Following on the footsteps of books attempting to get at the heart of men's theology by declaring all the things that make men who they are and what they desire from God, more than one book came out about the creation of women and guess what? The main argument of every one of these books that I read is that God created women to want to be beautiful and to want to be desired. And then, of course, spent the entire book explaining why it's good if you want to be beautiful and desired and even have chapters on how to dress and how to apply your 'spiritual' make-up.

You know what women's ministry doesn't talk about? Women's ministry doesn't talk about our sin. Women's ministry doesn't talk about our need for Jesus. Women's ministry doesn't talk about that ache in our heart that remembers Eden and longs for Heaven. Women's ministry doesn't talk about single women - women in women's ministry are always in relationship, either with a husband or with Jesus. They are never on their own. Women's never actually about women. Take that in for a second. It's never about women. It's about women in connection with something else, whatever that something else is, and it is very seldom, if ever, her own heart, her own sin, her own brokenness, her own need for redemption, her own longing for home, her own hurt, her own crying out from the side of the road for a chance to meet Jesus. It's very seldom, if ever, actually Jesus. What is sadly, sadly missing from most women's 'ministry' is the heart of the Gospel itself, the real Gospel.

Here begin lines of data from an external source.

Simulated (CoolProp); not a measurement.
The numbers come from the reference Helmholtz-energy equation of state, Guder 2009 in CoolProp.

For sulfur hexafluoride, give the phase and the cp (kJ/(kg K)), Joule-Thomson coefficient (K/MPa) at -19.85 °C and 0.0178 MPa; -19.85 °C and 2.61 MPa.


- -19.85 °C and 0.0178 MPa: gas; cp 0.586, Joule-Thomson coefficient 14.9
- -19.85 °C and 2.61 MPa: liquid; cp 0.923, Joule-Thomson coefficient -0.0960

Oh, silly Christian women. You don't need Jesus. Here, let me polish your nails while we talk about the church for a bit.

Yes, really. Women's ministry is designed to make you feel better about being a woman in the church, but it stops painfully short of helping you understand yourself at all as a woman of God. As a woman who wants to know more, learn more, understand more, live more, love more. As a woman who wants to bear God's name into the world and not just bear children to take to church with you.

And this is one of the reasons that many women's ministries go through cycles of engagement. Women come, hoping for something of substance, and then they leave, having not found it. We can only hear we're beautiful so many times before we realize that our hearts long for more, that there is an entire story of God woven through the very fabric of creation that is unfathomably deeper and more fulfilling than how beautiful we are. And yet, a few years later, we'll sign up for the women's ministry again, hoping it will be different this time, but finding that we're still just beautiful and well, isn't that most deeply what God wants for us?

Not once in all of Scripture does God say that His deepest desire for us - for any of us - is to know how beautiful we are. His deepest desire for us, for all of us, is to know how loved we are. By Him. And that requires us knowing Him. And God loves us for so many thousands of other reasons than that we are beautiful.

Perhaps we would know that if we studied more of Him and less of us.

So women's ministry has been a good start in recognizing that there are needs of women in the church that must be identified and addressed, but the execution is far from where it needs to be to actually meet and matter to the hearts of Christian women.

Stay tuned this week. We have much more to talk about. 

Friday, June 26, 2020

Questions from Jonah

The book of Jonah raises a lot of questions for most of us, and they are questions worth asking. After all, if we don't ask the questions, how will we ever know the answers? (Spoiler alert: sometimes, we don't get to know the answers anyway.) 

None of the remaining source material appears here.